Strata Art
This item comes courtesy of John - thanks.
It’s hard to deny that this is the next level of artistic talent, especially in geographical terms.
Strava is used by cyclists everywhere for various purposes, ranging from training to connecting with other cyclists. Using GPS, one of its more appealing features is the way that it maps your ride, providing a visual, graphical depiction of the route your training took that can be shared through its social media functions.
Were a rider particularly enterprising, that ride-mapping function would be a fun way to create some unique, and decidedly very large, art. One rider from Victoria, B.C., the CBC reports, has done just that.
Stephen Lund, a Victoria-based writer, has adopted Strava as exactly that sort of multi-kilometre canvas, tracing the outlines of images and greetings with the routes taken by his various rides around the Vancouver Island city. It all started, the CBC explained, on New Year’s Day of 2015, when Lund cycled through the city in a way that, to observers, may have seemed like a random route up and down city streets. When it was mapped out on Lund’s Strava account, however, that route was proven to be anything but random. In fact, his cycling workout spelled out a message: “Happy 2015.”
Eleven months later, Lund’s Strava account is a veritable art gallery of 70 such pedal-powered works. And they can all be viewed on his website, GPSdoodles.com.
Explaining his ongoing project to All Points West, a B.C.-based CBC Radio program, Lund said, “I pour over a map of the city, and when I see a general shape, I start to look for roads and routes that complete the details. The challenge is that the roads all have to connect. It has to be one continuous line.”
“Then I ride out to the starting point,” he said, “start my GPS, and away I go.”

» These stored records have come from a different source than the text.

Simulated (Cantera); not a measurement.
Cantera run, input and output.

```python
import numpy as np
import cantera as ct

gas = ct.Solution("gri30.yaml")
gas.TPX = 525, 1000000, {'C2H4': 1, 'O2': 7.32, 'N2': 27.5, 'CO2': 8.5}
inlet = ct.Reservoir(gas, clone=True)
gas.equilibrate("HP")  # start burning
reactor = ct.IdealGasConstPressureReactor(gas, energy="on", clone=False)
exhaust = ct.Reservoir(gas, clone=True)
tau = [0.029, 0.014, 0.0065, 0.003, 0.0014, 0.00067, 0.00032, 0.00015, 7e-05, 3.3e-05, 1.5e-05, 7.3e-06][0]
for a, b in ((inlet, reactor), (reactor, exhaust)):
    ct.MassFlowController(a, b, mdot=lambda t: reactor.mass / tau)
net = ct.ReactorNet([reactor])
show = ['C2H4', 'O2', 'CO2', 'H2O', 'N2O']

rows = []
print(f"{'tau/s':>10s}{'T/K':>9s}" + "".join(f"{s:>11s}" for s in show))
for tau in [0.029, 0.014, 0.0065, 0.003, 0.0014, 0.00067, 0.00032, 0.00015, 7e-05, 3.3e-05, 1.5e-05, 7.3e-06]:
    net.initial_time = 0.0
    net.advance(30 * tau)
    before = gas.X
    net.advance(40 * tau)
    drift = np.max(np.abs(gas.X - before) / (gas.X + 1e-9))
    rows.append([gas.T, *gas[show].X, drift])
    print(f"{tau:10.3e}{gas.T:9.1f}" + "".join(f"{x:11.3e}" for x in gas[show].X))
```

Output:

It’s a detailed, painstaking process to complete the Strava sketches he traces with his bike, which have so far included everything from witches to the Easter bunny. Lund spends hours in preparation, outlining the image he has in mind on a map, then writes detailed directions for himself about which streets to take, where to turn at what intersection, and so forth. The rides he takes are usually before the streets swell with cars and buses, early in the morning. Since January, he told the CBC, Lund figures that he’s biked a whopping 5,000 kilometres around Victoria — with the longest of his “doodles” amounting to a 220 kilometre trek.
The appeal of the British Columbia writer and cyclist’s art has earned the attention of the world, with Lund scheduled to discuss his work at Victoria’s TEDx event on Nov. 21.